No more smiling minorities?
Researchers at Blaska Policy Werkes are burning their white lab coats for the obvious racist implications and replacing them with carefully nuanced shades of gray. Non-committal. Never know what will be taken as racist, these days.
Indentured servants are rummaging through the fridge and cupboards at the Stately Manor, tossing out anything that might be offend the buttercups who run the City of Madison before the Squire is subjected to a midnight visit from Freedom Inc. and related Marxists.
Land O Lakes has already retired our beloved butter maiden. A pretty young lady holding the product, in the background a pristine northwoods lake. We are so OFFENDED!

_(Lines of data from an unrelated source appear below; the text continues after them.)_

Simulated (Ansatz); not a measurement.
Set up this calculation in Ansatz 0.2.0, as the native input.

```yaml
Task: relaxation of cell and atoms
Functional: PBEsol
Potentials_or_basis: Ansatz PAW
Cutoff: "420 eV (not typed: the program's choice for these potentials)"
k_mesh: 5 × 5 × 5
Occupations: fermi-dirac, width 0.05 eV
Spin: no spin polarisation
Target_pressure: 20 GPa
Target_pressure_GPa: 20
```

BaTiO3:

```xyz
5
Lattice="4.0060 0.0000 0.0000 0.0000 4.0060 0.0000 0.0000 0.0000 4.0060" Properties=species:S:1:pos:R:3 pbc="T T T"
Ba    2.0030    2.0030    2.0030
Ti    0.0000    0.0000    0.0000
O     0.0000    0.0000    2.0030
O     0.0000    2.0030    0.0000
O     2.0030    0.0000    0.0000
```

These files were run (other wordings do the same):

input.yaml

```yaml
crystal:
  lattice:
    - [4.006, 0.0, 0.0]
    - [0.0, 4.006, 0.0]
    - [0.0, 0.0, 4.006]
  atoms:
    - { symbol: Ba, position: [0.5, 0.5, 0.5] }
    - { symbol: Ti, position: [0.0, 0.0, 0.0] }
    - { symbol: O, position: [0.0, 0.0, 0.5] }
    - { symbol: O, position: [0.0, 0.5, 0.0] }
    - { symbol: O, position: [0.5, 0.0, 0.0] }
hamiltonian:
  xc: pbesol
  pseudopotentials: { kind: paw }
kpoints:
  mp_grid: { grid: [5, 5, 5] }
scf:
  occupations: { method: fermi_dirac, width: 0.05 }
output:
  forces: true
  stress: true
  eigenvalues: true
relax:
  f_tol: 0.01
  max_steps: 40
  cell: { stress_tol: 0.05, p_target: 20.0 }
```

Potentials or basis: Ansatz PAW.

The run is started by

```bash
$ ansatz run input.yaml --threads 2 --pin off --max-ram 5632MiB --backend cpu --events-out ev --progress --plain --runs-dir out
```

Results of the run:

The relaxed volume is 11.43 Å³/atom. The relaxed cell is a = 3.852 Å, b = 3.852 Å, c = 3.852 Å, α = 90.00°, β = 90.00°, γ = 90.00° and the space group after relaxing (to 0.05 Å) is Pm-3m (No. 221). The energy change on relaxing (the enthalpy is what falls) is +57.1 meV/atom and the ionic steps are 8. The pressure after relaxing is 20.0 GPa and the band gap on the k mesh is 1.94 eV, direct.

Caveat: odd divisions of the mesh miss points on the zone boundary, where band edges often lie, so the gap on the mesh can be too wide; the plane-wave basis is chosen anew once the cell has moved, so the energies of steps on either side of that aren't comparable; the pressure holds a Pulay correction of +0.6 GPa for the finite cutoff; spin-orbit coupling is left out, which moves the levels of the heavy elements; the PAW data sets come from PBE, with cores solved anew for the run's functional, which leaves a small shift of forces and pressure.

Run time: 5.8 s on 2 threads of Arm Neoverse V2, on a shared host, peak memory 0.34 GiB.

No more smiling black people?
Now Aunt Jemima joins her in oblivion. CNN reports that …
The brand’s origin and logo is based off the song “Old Aunt Jemima” from a minstrel show performer and reportedly sung by slaves. The company’s website said the logo started in 1890 and was based on Nancy Green, a “storyteller, cook and missionary worker.” However, the website fails to mention Green was born into slavery.
“Old Aunt Jemima?” Wasn’t that a Harry Chapin tune? No? Even the unlettered field hands here at the Experimental Work Farm are unfamiliar with that one. Then again, they’re more into stadium rock.
“Fails to mention slavery?” The product’s logo depicts a strong, proud woman of color to our eyes. Guess we’re just not hearing that dog whistle we conservatives are supposed to keep hearing. (Is it like tinnitus?)
Inquiring minds want to know: are any depictions of happy (and plucky) minority persons allowed any more? Or are only angry social justice warriors permitted? Pour a little high-fructose hate on your morning pancakes with the cop-bashing tenured Communist, Angela Davis.
The Great Purge continues
Something Stalin-esque going on here. Even matronly Mrs. Butterworth is under attack. (We thought she was Mrs. Doubtfire.) That’s an easy fix. She is now Mizz Butterworth. Better yet, mold her a mustache and call her transgender!
The African-American chef on Cream of Wheat? Draw him pouring the lava-like substance on his master’s lap as payback for 400 years of oppression (and bland breakfasts) — the look of horror on the scalded white man’s face should sell a million boxes.
Uncle Ben’s Rice is more challenging. “Uncle” anything is redolent of Uncle Tom. Would Uncle Ben’s rice work better as George Floyd’s rice? Perhaps the late petty criminal could be the face of a line of C-pap machines? (Too soon?)
We’re guessing Madison’s Rocky Rococo pizza guy insults Italians. Goodbye to the Irish leprechaun on the Lucky Charms breakfast cereal (they wouldn’t make it if it wasn’t good for you.) That Columbian coffee guy — is Juan Valdez wearing a sombrero and leading a donkey? (Oh, Pancho! Oh, Cee-sco! Ha ha ha!)
If there was one advertising mascot the heads groundskeeper here at the Werkes would like to whack, personally, it would be that “Flo” on the the Progressive insurance commercials. The woman scares the bejeepers out of me. (So does the company name.) And she’s white! (Like most Progressives.) Al- … most … Too … WHITE! It’s as if she’s preparing to put on the rubber examination glove. Nurse Ratched’s twisted sister.
(We do that every now and again.) Back around 1998 or so, Linda Stewart was secretary of the WI Dept. of Workforce Development. African-American herself, she spoke to a black community group in Milwaukee about Gov. Tommy Thompson’s welfare-to-independence programs. Her speech completed, the grateful audience presented the secretary with a fresh box of Aunt Jemima pancake mix. Nice. Only proved the audience’s addiction to government servitude.
Blaska’s Bottom Line: Sometimes products do acquire an undeserved reputation. But the Indian maiden?